When the hour is up, they are intrigued, excited, and armed with enough food for thought to begin to effectively engage their families and friends outside of class. When the year ends, they will have truly learned 50 Bible stories, and acquired a thoroughly Catholic appreciation of the progression of Salvation History culminating in Jesus Christ and the Holy Mass.
"From the get-go they learn that the body and soul are an integral unity," he says, drawing a parallel to what he does with scripture. "Catholicism and the Bible are not separate realities. The Bible is the literary manifestation of Catholicism."
But he doesn't teach the entire Bible. "It's not comprehensive or exhaustive. We're just skimming the tops to see how the Bible works, providing a Catholic framework."
Raised in Louisiana in a totally Catholic environment, Christian says, "I didn't know there was a single human being that wasn't a Catholic. On Good Friday, everything closed."
But at the age of eight his family moved to South Carolina. "I went through terrific culture shock. From that point on I was percolating in a much more explicit Bible culture than in Louisiana and it became an integral part of my evolving world view."

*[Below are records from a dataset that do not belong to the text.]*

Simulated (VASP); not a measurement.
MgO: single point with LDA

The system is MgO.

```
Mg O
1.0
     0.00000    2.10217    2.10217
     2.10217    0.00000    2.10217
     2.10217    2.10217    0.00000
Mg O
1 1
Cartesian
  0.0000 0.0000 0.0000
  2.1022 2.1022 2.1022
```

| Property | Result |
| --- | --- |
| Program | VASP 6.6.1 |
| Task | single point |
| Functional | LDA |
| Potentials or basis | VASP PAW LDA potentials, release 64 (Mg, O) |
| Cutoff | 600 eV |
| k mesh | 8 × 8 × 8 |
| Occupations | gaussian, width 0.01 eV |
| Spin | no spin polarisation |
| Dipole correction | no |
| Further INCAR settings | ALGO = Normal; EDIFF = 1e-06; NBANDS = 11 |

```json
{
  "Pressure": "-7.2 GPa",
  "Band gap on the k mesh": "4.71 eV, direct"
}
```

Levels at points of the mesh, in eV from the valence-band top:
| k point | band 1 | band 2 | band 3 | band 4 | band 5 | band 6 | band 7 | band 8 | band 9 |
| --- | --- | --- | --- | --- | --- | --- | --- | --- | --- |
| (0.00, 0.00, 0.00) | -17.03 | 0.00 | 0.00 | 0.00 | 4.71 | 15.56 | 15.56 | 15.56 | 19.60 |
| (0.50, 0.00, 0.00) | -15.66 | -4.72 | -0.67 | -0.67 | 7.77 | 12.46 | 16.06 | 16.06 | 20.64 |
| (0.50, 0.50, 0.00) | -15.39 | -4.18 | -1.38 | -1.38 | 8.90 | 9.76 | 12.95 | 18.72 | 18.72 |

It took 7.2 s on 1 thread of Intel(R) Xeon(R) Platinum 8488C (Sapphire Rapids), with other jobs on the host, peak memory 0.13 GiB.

Married for 24 years, a father of 5 and grandfather to 2, Christian and his wife, Janet, an Art History professor, had been teaching RCIA since 1999 using a Bible-based program they created themselves (with their pastor's permission). But when he was asked to take on the sixth grade eight years ago, he was annoyed:
"I did not want to deal with kids: what do they care about the Council of Nicaea? But God does work in mysterious ways. I was wrong to think I'd have to dumb things down for them. Sixth graders are still very open to learning about God, their brains are nimble, and you can move along at lightning speed, changing references and jumping from Abraham to David to Christ in a heartbeat."
So, using a program designed for adults, Christian began to find his way with the kids. "Unlike the adult class, where I could just give a verse or two, and rely on individuals to already know, or check, the bigger passage on their own, the kids needed more context. For example, if I were discussing baptism with adults, I could just summarize Naaman and Elisha; but with the kids, I needed to tell the whole story. In fact, I wound up acting the story as much as telling it, which was great fun, and the little brains soaked it right up."